‘We Made It For The Fans, Not The Critics’ Is A False Construct

It’s time to put Hollywood’s favorite response to criticism out to pasture.

The actor Finn Jones has been having a rough time of it online of late, giving forth to a wave of pieces (a sampling of which can be found here) taking him to task for a) the assertion that the makers of the Netflix show Iron Fist made the show “for the fans” instead of “critics,” and b) some unseemly whining about accusations that he, a privileged white person, benefits from white privilege. Since there are far better people than me to read on the subject of white male privilege – being, myself, part of the problem here rather than the solution – I’ll stay in the Film School Rejects lane and talk about this business of false dichotomies between fans and critics, because while not as big a problem as racism, sexism, or classism, it still needs addressing.

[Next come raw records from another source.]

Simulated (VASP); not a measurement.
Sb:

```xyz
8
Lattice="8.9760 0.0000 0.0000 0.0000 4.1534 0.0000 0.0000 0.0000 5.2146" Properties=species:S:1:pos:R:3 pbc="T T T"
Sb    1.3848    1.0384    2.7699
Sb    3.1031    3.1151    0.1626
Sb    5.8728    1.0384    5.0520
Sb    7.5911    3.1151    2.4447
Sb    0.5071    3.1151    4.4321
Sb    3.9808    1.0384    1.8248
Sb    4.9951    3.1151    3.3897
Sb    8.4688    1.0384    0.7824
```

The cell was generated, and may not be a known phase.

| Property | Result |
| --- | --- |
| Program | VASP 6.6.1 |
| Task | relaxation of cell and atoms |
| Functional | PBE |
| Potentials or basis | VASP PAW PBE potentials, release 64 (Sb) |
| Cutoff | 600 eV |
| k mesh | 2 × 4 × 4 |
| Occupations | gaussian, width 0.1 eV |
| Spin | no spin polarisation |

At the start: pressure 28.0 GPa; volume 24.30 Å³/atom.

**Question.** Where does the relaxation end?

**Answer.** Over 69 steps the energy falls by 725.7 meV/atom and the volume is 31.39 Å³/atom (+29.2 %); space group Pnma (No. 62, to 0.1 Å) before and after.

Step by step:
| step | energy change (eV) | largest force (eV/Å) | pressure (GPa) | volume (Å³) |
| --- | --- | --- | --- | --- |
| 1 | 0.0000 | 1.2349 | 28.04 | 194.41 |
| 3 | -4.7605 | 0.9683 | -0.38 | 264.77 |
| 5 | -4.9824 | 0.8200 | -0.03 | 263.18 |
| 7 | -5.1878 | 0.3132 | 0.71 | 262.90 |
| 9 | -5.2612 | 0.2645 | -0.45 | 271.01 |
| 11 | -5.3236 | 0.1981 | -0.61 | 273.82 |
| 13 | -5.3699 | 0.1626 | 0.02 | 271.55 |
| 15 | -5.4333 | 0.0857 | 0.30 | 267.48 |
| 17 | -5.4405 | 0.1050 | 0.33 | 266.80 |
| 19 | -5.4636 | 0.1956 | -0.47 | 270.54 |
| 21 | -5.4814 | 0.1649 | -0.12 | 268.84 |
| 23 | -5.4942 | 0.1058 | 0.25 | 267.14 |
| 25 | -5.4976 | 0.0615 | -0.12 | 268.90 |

To begin, there is no actual opposition between a “critic” and a “fan.” No one emerges from the womb with press credentials sighing about meretriciousness. (If that’s what the crying is all about, they need to be more articulate.) Everyone who loves movies starts on that path by watching a movie and loving it. People who become professional critics obviously spend a lot of time thinking about why they love movies, but they’re not the only people who do. Even people who fancy themselves wholly inclusive, fans to the bone, who live by the principle that you should only love movies and never nitpick the smallest detail – this is verging on straw man territory, I’m aware, but bear with me – have some movies they like and some they don’t, or under duress can and will admit that movie A is better made, more meaningful (in whatever way), or more essential (again, define that as you like) than movie B. Standards vary. We each have our own. But we all have them.

To bring things back to The Agony of the Iron Fist, and to engage in the rare broad generalization that happens to be true, the only time people trot out the “we didn’t make this for the critics, man, this one’s for the real fans” bullshit is when they make something that sucks. Critics are not goblins with notepads slithering around leeching the joy out of life. They were, and often still are, fans. And unanimous critical praise or disdain is not the result of a committee meeting, it’s the result of individual people sitting alone in the dark making up their own minds. Sure, they talk about the movie afterward, but it’s not to form a party line intended to execute an agenda, it’s to clarify their own thoughts. The misplaced over-reliance on Rotten Tomatoes scores to determine critical unity is another factor leading to a misunderstanding of critical unanimity. Not all the positive reviews for a movie are the same. My three-star review of Split, for example, is not necessarily the same as yours; I thought the concluding act was horseshit but I enjoyed it anyway and thought McAvoy and Taylor-Joy were terrific, whereas perhaps (hypothetical) you thought it took its sweet time to build to a wholly satisfying conclusion and thought McAvoy was too over the top but that Taylor-Joy anchored the film. The star rating is the same, the reasoning is quite different.

But the really offensive thing about the “this one’s for the fans” formulation is that, given that the thing is critically derided and therefore probably actually is bad, it’s a shitty way to think about your (different hypothetical you than before; stay nimble) fans. The “fans” in this scenario are a bunch of idiots who lap up whatever they’re given: “Oh, yeah, all we have to do is slap a brand name on some piece of shit and they’ll come waddling into the sun in full cosplay, sobbing with gratitude at our beneficence.” No, they’re human beings. Kind and generous of heart, bursting with sincere love, trusting. Shitting on them by assuming they’ll watch whatever cynical glop is put in front of them would be an insult on neutral terms, more so against someone who only wants to experience joy.

So, what’s the point? The point is this: some actors don’t extemporize well, artists as a whole need to be less defensive about criticism, critics need to operate in good faith, fans should be treated like adults, and there should be peace on Earth but there’s not. We all need to be our best selves, be open to learning new things, never assume we know everything, impart what we do know in terms we would not be insulted to hear from someone else, and not give in to frustration. Locally, as far as the subject under discussion, think of criticism and fandom not as opposing entities, but as understanding and love. These are universals, and vital.